North Atlantic Montessori School Preschool

Preschool Program

There are five primary areas of the preschool classroom for children ages 3 to 6 year olds.

  • Practical Life:  Many of the goals of preschool practical life are very important first steps for further intellectual learning as well as physical and social emotional development.  Typical preschool practical life activities that help develop fine motor skills and coordination, concentration and independence are threading, squeezing, scooping, stirring and pouring, to name a few.  Practical life activities also include care of ones' self and the environment.  Examples of this include sweeping, polishing, setting the table, buttoning and more.
  • Sensorial: Preschool sensorial activities work on size, form and color discrimination.  Matching and sorting activities also help children appreciate organization and structure used to create logical thinking.
  • Language: Preschool language curriculum is in-depth and detailed for the ultimate goal of providing children with the love of language and literature.  The love of language is provided in multi-sensory preschool "work" children choose, as well as by story telling, listening and phonically based sequential activities that excite the children to start their own reading and writing.
  • Mathematics:  Preschool Montessori math curriculum is very concrete utilizing specific manipulative materials and activities to allow the child to go from simple one to one correspondence to numbers, quantity, decimal system and eventually adding, subtracting, multiplying and dividing.
  • Botany:  Preschool children in the Montessori classroom are exposed to the study of plants at a very young age.  By studing plants, children are learning the importance of caring for plants, nature and mother earth.  They are also learning about life cycles which is carried forward to all living things.

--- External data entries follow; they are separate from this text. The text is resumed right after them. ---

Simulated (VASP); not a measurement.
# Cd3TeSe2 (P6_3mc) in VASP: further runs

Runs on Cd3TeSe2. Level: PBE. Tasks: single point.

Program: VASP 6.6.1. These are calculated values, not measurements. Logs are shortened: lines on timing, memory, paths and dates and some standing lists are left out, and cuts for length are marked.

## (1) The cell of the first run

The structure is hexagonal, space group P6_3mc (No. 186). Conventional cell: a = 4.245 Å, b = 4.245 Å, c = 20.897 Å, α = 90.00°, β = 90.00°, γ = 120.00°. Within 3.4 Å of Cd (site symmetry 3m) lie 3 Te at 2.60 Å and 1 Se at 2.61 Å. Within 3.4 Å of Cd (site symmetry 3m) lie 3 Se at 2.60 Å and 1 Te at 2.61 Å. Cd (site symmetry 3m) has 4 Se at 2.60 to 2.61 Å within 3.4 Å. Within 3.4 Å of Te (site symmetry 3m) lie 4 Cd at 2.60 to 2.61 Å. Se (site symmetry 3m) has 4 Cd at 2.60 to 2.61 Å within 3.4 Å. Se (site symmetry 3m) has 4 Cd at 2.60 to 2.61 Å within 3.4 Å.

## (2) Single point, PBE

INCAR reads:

In addition to the above core curriculum, preschool children also become excited about geography, zoology, physical science, cultural studies, history, foreign language, art, yoga, dance and music. Peace is another important aspect to the preschool Montessori classroom.  Children are taught early on about what it feels like to be peaceful with themselves and their friends.  Conflict/resolution is also done in a very peaceful way.  There is also time for daily outside play and gross motor activities inside during bad weather.

Preschool children are allowed to choose activities based on their interests and abilities. A child who acquires the basic skills of reading and arithmetic in this natural way has the advantage of beginning his education without boredom or discouragement.  By being allowed to pursue his/her individual interests in a Montessori classroom, the preschool child gains an early enthusiasm for learning, which is the key to becoming an educated person.  While independence is the main focus, preschool children are also part of the community and through their daily interactions with others they learn what is required to be part of a group.

The success of a preschool child in school is dependent on a number of factors, including the child himself.  The relationship between the parents, school and the child is of prime importance.  Parents are the child's primary role models and teachers provide support to the family.  Confusion for the child is minimized when the school and family work together.

Dr. Montessori believed that competition in education should only be introduced after the child has gained confidence in their use of basic skills.  Since each preschool child works individually with the materials he/she relies on his own previous work and his progress is not compared to the achievements of others.

It has been well documented that young children mature at very different rates and the period of readiness of academic subjects varies a great deal.  Because interest is stimulated and materials are readily available whenever a child is ready, some children begin to read and calculate at an unusually early age.  However, very young learning is not the norm nor was it ever Dr. Montessori's goal.  Her ideal was only that the learning experience should occur naturally and joyfully at the proper moment for each individual child.  Dr. Montessori once wrote; "It is true, we cannot make a genius.  We can only give each individual the chance to fulfill his potential possibilities to become an independent, secure and balanced human being".